In January 2025, the Swedish Tax Agency (Skatteverket) lost a case before the Administrative Court of Appeal in Gothenburg concerning the application of the so-called Tax Avoidance Act (skatteflyktslagen). The ruling demonstrates that it is possible to successfully challenge the Tax Agency's decisions and highlights that the authority occasionally adopts an excessively fiscal approach without clear legal support.
What is the Tax Avoidance Act?
Since 1980, Sweden has had a Tax Avoidance Act, which serves as a broad instrument allowing the Swedish Tax Agency to challenge legal arrangements primarily intended to circumvent taxation.

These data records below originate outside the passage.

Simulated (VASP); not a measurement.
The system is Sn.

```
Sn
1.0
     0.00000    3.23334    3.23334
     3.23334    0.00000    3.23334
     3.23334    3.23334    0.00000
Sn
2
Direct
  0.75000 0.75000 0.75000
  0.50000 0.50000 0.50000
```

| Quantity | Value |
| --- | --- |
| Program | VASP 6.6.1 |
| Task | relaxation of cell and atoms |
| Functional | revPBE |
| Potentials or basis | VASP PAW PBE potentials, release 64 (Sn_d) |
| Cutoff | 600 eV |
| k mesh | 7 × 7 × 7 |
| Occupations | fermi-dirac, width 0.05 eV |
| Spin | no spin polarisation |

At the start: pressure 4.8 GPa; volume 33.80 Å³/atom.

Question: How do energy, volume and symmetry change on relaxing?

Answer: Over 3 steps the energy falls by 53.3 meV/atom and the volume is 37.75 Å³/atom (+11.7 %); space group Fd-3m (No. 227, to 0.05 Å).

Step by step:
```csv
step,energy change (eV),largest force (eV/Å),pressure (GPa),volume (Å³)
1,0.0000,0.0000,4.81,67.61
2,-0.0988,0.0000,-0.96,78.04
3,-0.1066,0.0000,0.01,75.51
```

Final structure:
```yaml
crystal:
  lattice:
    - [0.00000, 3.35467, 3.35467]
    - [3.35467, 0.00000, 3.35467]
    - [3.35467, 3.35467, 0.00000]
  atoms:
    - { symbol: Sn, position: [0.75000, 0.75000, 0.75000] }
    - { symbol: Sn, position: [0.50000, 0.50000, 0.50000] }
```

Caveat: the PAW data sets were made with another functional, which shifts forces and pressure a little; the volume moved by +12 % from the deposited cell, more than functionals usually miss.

The law functions as a general anti-avoidance rule (GAAR) and can be applied to a wide range of transactions, structures, or arrangements. However, such a broad clause inevitably creates legal uncertainty for taxpayers, meaning that the requirements for applying the law are relatively strict.
Another safeguard for taxpayers is that the Swedish Tax Agency itself cannot unilaterally decide to apply the law. Instead, an application must be submitted to and adjudicated by a Swedish administrative court.
What was the case before the Administrative Court of Appeal about?
The case involved a series of transactions conducted by a Swedish limited company within a Gothenburg-based corporate group engaged in shipping, real estate, and other sectors.
In simplified terms, the transactions entailed the acquisition of certain intangible assets at below-market value, followed by an intra-group sale of these assets at market price. Subsequently, the company changed ownership to the Gothenburg-based group and was merged into one of the group's entities. Upon completion of the merger, the company transferred its surplus (profit) as a group contribution (koncernbidrag) to another company within the group that had tax losses. This effectively allowed the profit—primarily generated under the previous corporate ownership—to be offset against losses in the Gothenburg-based group.
What were the Swedish Tax Agency's arguments?
The Swedish Tax Agency argued that the arrangement violated the Swedish Tax Avoidance Act and resulted in a significant tax advantage for the company. According to the authority, all the statutory conditions for applying the law were met.
A key issue in the case was the Swedish Tax Agency’s reliance on statements in Swedish legislative preparatory works (förarbeten) to support its claim that the transactions contravened the purpose of tax legislation—a requirement for applying the Swedish Tax Avoidance Act. However, both the Administrative Court and later the Administrative Court of Appeal held that such a purpose must be evident from the wording of the law itself.
How did the court rule?
In summary, the court concluded that the Swedish Tax Agency failed to demonstrate that the transaction structure contravened the purpose of the law. As a result, the Tax Avoidance Act could not be applied.
The company thus prevailed against the Swedish Tax Agency. The outcome underscores that taxpayers can successfully challenge the Swedish Tax Agency’s attempts to apply the Tax Avoidance Act, reinforcing the principle that tax law must be interpreted strictly and in accordance with legislative intent.